The montarre package provides tools for producing platform-specific native executables
and installation media from a single platform-independent source package.
In traditional programming environments, prior to Java, compilers typically produced native code for the platform
upon which they were running. If you were on hardware architecture A, using operating
system O, then unless you were willing to go through the pain and suffering of
configuring a cross-compiler, you could only produce native executables that would run on
hardware architecture A, using operating system O.
As a consequence of this, if you wanted to distribute a program for a range of hardware architectures and
operating systems, you would have to maintain at most M * N systems to build code
(where M is the number of operating systems and
N
is the number of hardware architectures). Worse, all of these systems had to be trusted to actually produce code
that was correct given a single package of source code. Even worse, because each platform would inevitably have
its own set of tools, the singled shared build procedure for the code would become exponentially complicated with
lots of branching logic in order to get it to run correctly on all platforms
.
Java, with varying degrees of success, opted to follow a
write once run anywhere
paradigm: The output of the compiler is platform-neutral bytecode, and end-consumers would simply load this
bytecode into their locally installed Java Virtual Machine. It therefore wouldn't matter
on what hardware architecture and/or on which operating system the code was compiled, as the output of the process
would ostensibly be the same regardless. This would essentially collapse the above diagram to one that looked like
this:
This was theoretically absolutely ideal from a developer perspective. A developer could maintain a single machine
and use it to produce code for any number of completely different platforms. The developer could offer a single
download link online for the program instead of having to offer one per platform.

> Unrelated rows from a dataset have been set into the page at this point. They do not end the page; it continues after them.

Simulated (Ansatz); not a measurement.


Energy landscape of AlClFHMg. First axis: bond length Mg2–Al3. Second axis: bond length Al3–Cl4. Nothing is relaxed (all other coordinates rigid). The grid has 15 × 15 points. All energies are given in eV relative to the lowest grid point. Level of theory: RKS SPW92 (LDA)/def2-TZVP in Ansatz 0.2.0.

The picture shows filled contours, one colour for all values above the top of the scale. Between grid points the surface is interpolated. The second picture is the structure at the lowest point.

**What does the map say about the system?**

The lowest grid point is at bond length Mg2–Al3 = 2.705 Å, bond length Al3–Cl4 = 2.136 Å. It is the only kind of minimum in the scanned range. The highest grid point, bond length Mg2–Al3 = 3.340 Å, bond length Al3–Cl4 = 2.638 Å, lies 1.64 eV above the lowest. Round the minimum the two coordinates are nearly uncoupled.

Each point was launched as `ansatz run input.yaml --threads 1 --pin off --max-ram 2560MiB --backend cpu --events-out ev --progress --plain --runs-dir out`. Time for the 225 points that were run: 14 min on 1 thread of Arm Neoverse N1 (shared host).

In practice, there were some issues with this. Using the above system, it is not possible to know ahead of time
which version of the Java VM is installed on end-user systems. Java bytecode is versioned, and a given Java VM has
a stated upper bound on the bytecode versions it can support. If a user has a Java 21 VM installed, and is given
Java bytecode targeting Java 23, the bytecode will simply not run. Worse, on many operating systems, the Java VM
will print an error message about the bytecode version, but the desktop environment will simply hide/discard the
message. This leaves users with silently failing programs.
In Java 14, the
jpackage tool was introduced. The
jpackage
tool can be handed Java bytecode, and a Java VM, and the tool will produce a native executable for the current
platform that runs the given bytecode. This is both a benefit and a curse; a benefit because it is now possible to
package Java code in a manner that makes it immune to the problem of not having a suitable Java VM installed, but
a curse because it could indicate somewhat of a return to the
N by M
compilation model.
Let's consider what might be an ideal build setup that would keep our nice, simple, straightforward
platform-neutral builds, but would also be able to produce platform-specific artifacts on demand without
introducing any complexity into the build.
In an ideal world, we would have our Java compilation process stay completely platform-independent, and produce
identical results regardless of the platform upon which it is run. The output of this process would be a
completely platform-neutral artifact that a user could theoretically run if they had an
appropriate runtime installed. The platform-neutral artifact could be signed, published and that would be the end
of it from the perspective of our build system.
We would then like a second process, completely isolated and decoupled from the first, where that
platform-independent artifact could be downloaded from a repository and transformed into something more familiar
and suitable for the platform upon which it is running. Ideally, the second process would leave the bytecode of
the original platform-independent artifact completely intact so that we could trust that the code is still
"correct" and hasn't been broken in some platform-specific way. The jpackage tool
can achieve this, but requires a lot of per-platform configuration in order to get good results. In practice, the
jpackage tool really requires knowledge of your original build process as it will not
otherwise have all the information it needs to, for example, categorize any platform-dependent native libraries
included in the original artifact, or have access to other metadata such as license information.
The montarre package attempts to provide tools to achieve the above in relatively
painless manner. It attempts to adhere to a paradigm of compile once, transform anywhere!